CLR Update this summer

On his blog, Scott Guthrie announced that an update for the .NET CLR will be released this summer:

This summer we are going to ship a servicing update to the CLR that makes some significant internal optimizations in how we optimize our data structures to cut down on disk IO and improve memory layout when loading and running applications. Among many other benefits, this work will significantly improve the working set and cold startup performance of .NET 2.0, 3.0 and 3.5 applications and will dramatically improve end-user experiences with .NET-based client applications.

Depending on the size of the application, we expect .NET applications to realize a cold startup performance improvement of between 25-40%. Applications do not need to change any code, nor be recompiled, in order to take advantage of these improvements so the benefits are automatic.

Free improvements are always good improvements. I do hope this update will include the optimizations on value types the JIT team has been blogging about:

Code generation for value types in .NET 2.0 has several inefficiencies.

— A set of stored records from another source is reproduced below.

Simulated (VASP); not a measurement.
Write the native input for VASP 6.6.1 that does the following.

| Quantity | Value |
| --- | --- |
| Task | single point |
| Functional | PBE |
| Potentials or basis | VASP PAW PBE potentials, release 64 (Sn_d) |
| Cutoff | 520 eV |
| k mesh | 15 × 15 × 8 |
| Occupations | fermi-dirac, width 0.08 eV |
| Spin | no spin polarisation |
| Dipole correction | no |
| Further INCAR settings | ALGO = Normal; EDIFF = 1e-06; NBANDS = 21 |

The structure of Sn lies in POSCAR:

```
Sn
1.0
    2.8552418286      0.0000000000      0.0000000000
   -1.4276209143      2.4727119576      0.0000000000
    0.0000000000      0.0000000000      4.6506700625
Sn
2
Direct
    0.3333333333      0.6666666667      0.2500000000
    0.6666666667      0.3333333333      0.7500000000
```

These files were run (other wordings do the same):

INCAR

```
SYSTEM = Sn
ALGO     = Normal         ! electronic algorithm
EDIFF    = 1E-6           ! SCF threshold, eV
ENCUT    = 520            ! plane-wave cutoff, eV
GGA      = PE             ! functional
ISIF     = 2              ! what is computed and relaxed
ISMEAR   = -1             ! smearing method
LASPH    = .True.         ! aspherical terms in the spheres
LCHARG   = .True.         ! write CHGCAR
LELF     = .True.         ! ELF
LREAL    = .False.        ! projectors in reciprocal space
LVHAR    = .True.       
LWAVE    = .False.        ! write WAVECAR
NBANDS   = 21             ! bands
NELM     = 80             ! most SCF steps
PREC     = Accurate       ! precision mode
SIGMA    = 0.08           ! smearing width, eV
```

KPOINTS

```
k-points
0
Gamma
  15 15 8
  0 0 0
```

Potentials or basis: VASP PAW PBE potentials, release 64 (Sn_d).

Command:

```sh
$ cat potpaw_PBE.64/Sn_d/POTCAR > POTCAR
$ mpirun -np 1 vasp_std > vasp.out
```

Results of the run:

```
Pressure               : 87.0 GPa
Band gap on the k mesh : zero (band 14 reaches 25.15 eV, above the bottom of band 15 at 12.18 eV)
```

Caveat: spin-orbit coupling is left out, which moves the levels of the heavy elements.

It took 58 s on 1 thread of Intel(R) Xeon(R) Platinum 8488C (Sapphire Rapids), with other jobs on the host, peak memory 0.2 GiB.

1) All value type local variables live entirely on the stack.

2) No assertion propagation optimization is ever performed on value type local variables.

3) Methods with value type arguments, local variables, or return values are never inlined.

[...]

Over the past year or so, the JIT team has been working on significant improvements to value type code generation, as well as the inlining algorithm. In summary, all of the above limitations are being eliminated.